Author: ph10 Date: To: Ze'ev Atlas CC: pcre-dev@exim.org Subject: Re: [pcre-dev] EBCDIC many faces
On Sun, 5 Nov 2017, Ze'ev Atlas via Pcre-dev wrote:
> I need an adviceIn designing the conversion between EBCDIC code pages
> for PCRE2 I decided to make the API as simple as possible for the user
> and reduce overhead as much as possible. I am asking the user for
> example to tell me what is the estimated max length of the pattern and
> subject string so I can allocate them one time for the whole run
> (memory is usually not an issue in z/OS systems).The main issue is the
> ovector and converting back to the locale environment code page.
> Should I release the memory and reallocate for any execution of a
> pattern or is there a better way. Oh, and a silly question! How do I
> know the length of the subject sting? Ze'ev Atlas
I'm not sure I can help without knowing more about what kind of API you
are defining. The ovector in the standard API is provided by the user as
part of the match data block, created by calling pcre2_match_data_create.
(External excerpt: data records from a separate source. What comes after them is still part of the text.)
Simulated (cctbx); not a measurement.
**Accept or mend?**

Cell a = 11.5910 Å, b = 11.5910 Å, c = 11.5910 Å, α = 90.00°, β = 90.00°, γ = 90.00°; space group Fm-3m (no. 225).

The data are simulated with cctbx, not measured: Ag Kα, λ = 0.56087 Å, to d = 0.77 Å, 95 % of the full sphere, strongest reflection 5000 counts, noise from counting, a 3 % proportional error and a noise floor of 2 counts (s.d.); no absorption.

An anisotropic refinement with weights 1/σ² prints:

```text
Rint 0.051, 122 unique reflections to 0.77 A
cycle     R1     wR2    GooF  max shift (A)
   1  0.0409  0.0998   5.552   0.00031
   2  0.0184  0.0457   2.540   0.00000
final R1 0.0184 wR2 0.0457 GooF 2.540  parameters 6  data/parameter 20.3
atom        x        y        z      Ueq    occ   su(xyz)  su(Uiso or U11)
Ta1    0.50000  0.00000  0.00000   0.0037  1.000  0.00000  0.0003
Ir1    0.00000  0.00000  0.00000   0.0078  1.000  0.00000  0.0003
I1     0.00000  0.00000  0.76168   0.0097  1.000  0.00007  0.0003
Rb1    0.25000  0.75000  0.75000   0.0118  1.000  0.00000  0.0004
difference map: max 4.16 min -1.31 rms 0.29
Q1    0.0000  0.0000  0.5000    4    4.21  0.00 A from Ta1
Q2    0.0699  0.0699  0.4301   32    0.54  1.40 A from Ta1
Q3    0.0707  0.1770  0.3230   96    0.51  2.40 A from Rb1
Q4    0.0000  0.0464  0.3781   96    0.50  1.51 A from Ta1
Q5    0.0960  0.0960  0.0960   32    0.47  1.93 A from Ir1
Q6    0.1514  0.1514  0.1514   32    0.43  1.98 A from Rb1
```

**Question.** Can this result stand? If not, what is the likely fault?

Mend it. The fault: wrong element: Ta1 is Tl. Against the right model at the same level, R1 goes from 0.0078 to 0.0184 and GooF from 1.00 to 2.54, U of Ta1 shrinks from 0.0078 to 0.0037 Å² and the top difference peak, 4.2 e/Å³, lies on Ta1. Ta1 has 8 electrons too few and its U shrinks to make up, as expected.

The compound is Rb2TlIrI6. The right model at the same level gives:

As it contains only offsets, there shouldn't be any need to translate
it.
In the standard API the subject string is passed to pcre2_match() either
with a length or as a zero-terminated string (in which case
pcre2_match() calculates its length when it starts up). If you are
inventing some new function called, say, pcre2_translate_match() with
identical arguments to pcre2_match(), then it can find the length if
necessary, copy the subject to some new memory while translating it, and
then call pcre2_match() with the known length. The offsets returned in
the ovector should apply to either the translated subject or to the
original - as I understand it your translation doesn't alter the length.